By Professor Charlotte Scott, Director of Knowledge and Engagement at Shakespeare Birthplace Trust

ALL the world’s a stage, and all the men and women merely players (As You Like It). You taught me language and my profit on’t is I know how to curse (The Tempest). Does any of that sound familiar? Well, it wouldn’t if, 400 years ago, Shakespeare’s friends and colleagues hadn’t put together Mr William Shakespeare’s Comedies, Histories and Tragedies, or as it is also known, the First Folio.
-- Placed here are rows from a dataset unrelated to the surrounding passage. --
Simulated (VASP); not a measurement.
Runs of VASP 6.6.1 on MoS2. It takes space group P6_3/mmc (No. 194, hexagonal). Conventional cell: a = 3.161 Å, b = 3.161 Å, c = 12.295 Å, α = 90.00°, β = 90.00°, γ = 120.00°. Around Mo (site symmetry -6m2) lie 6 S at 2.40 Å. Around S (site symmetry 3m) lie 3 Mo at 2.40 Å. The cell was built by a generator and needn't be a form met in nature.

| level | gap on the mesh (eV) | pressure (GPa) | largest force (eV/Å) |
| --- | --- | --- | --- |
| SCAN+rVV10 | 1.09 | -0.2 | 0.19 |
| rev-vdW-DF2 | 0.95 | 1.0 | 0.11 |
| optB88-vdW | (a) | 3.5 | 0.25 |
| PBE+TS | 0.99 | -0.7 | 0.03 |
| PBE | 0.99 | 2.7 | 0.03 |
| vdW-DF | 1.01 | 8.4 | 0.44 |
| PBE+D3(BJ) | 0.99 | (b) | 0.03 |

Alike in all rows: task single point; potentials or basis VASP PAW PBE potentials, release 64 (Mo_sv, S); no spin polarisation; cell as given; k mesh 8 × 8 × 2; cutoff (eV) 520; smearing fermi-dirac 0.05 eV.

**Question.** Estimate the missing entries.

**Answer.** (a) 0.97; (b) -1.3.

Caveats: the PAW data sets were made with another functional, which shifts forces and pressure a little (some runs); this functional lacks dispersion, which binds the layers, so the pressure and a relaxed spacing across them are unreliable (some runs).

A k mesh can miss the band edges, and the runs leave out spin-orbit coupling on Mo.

Published in November 1623, this monumental book at more than 900 pages, including dedicatory verses, list of actors and a whole new genre called ‘histories’, also included 18 previously unpublished plays, such as Macbeth, The Tempest and Twelfth Night, to name only a few and it set Shakespeare, front and centre, as the most significant playwright of his generation. Described by his friends as ‘a happy imitator of nature’ and a ‘most gentle expresser of it’, this posthumous project was a testimony to the ‘soul of the age’, as fellow writer, Ben Jonson, called him.

Mr. William Shakespeares Comedies, Histories, & Tragedies. Photo: SBT
Mr. William Shakespeares Comedies, Histories, & Tragedies. Photo: SBT

No other collected plays had been in print on this scale and at this cost. Seven years after his death, Shakespeare is lovingly remembered and admired by those who knew and worked with him as the ‘sweet swan of Avon’, the writer who never blotted a line and didn’t know much Latin and Greek, but nevertheless, a peerless and unprecedented author of something magical: stories, plays, texts, and characters that would stand the test of time and the changing tastes of history.

In this monumental publication, the stage reaches the page and the traces of those who worked, wrote and acted with Shakespeare are forever fixed in our imaginations.

A skilled and time consuming process, the London print shop of William Jaggard and his son Issac, required each word to be set, letter by letter, into ‘sorts’, from its case, made into a solid ‘forme’, inked and dried onto the folio page, which was folded in half to make two pages on each side.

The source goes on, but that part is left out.